Ancient silver plate adorned with winged gods and griffins is found inside the wooden tomb of a warrior who died in the 4th century BC in Russia
Expedition members of IA RAS have found a unique plate depicting winged Scythian gods surrounded by griffons during their excavations of the burial ground Devitsa V in Ostrogozhsky District of Voronezh region.
This is the first case of such a finding in the Scythian barrows on Middle Don. No other items depictions of gods from the Scythian pantheon have been found in this area.
“The finding has made an important contribution to our concepts of Scythian beliefs. Firstly, a particular number of gods are depicted at once on one item. Secondly, it has never happened before that an item with depicted gods has been found so far from the north-east of the main Scythian centers,” said the head of the Don expedition, Prof. Valeriy Gulyaev.
Burial ground Devitsa V—named after the neighbouring village area—was found in 2000 by the Don archaeological expedition of IA RAS.
The site is situated on the hill of the right bank of the river Devitsa and is a group of 19 mounds which are situated in two parallel chains stretched from west to east. However, the significant part of ancient barrows has already disappeared: the necropolis area belongs to an agricultural sector and is being actively plowed.

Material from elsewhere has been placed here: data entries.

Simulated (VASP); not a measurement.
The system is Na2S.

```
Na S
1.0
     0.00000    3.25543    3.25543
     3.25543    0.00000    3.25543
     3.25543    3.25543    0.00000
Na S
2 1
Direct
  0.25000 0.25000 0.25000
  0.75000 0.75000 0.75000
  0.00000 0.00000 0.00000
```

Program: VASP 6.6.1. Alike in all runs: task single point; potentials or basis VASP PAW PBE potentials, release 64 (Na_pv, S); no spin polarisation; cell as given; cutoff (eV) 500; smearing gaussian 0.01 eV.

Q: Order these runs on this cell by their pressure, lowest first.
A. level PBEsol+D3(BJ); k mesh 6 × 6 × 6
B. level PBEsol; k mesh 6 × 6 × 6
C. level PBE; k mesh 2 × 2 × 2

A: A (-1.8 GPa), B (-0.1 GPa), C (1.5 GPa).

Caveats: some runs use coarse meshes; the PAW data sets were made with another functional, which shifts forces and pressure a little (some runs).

Since 2010 the site has been systematically studied by the specialists from the Don expedition of IA RAS. During the cemetery excavations, some great discoveries have already been made.
In 2019 in barrow 9 a burial was found which held the remains of a woman-warrior and an old lady in ceremonial female headwear known as a calathus.
In a field season in 2021, the Don archaeological expedition continued studying the necropolis. Archaeologists started the excavation of mound 7 in the central part of the cemetery Devitsa V in the vicinity of barrow 9.
The main grave referred to the Scythian times and dated back to the 4th century BC was located almost under the center of one mound and was a wooden tomb of 7.5×5 meters. In ancient times it was covered with oak half beams which were held by the seventeen large oak pillars on the gravesides. This is the biggest grave among all found in Devitsa V necropolis.
The barrow had already been plundered in ancient times. The robbers laid a wide test pit and “cleaned” a central part of the burial including the skeleton. However, by the time of the plundering the roof of the tomb had already fallen and that is why in the mixture of soil and tree remnants on the gravesides some grave goods have been preserved. Found items completely match the main elements of the Scythian “triad.” Equipment, harness, and “animal style” artifcats were found in a warrior’s grave.
There was a skeleton of a man of 40-49 years old in the grave. Next to his head archaeologists found many small gold semi-sphere plates which were decorated the funeral bed. Along with the skeleton an iron knife and a horse rib (likely, the remains of the ceremonial food), a spearhead, and three javelin’s heads were found.
The scientists have been able to reconstruct the length of the weapon relying on that the counterweights of the lower part of the polearm that have been remained untouched. The spear was about 3.2 meters long, and the javelines’ length was about 2.2 meters.
In the southeast corner of the grave were fragments of three horse harness items: horse-bits, girth buckles, iron browbands, as well as iron, bronze, and bone Scythian pendants.
The archaeologists have also found six bronze plates in the shape of wolves with grin laws which were decorated with horse cheeks—two on each harness. Next to the horse harness was a cut jaw of a young bear which testifies, according to the scientists, to the bear cult at the Scythes of Middle Don.
Apart from it a moulded cup and a big, black-glazed vessel have been found in different parts of the tomb.
In the northeast part of the grave separate from other items and a few meters far from the skeleton a silver square plate nailed by many small silver nails to a wooden base was found. The length of the plate was 34.7 cm, with the width in the middle part 7.5 cm.
In the central part of the plate is a winged figure facing a Goddess of animal and human fertility. The Goddess is known as Argimpasa, Cybele. The upper part of her body is stripped, and there is headwear, likely a crown with horns, on her head.
The Goddess is surrounded on both sides with the figures of winged eagle-headed griffons. Depictions of this type, where the traditions of Asia Minor and ancient Greek are mixed, are often found in excavations of the Scythian barrows of the Northern Sea region, the Dnieper forest-steppe region, and the Northern Caucasus.
The left side of the plate is formed by two square plates decorated with the depictions of syncretic creatures standing in a so-called heraldic pose (in front of each other, close to each other with their paws). From the right side, two round buckles are attached to the plate on each of which one anthropomorphic character with a crown on his head standing surrounded by two griffons is depicted. Who those characters are and which item was decorated by this plate remains an open issue.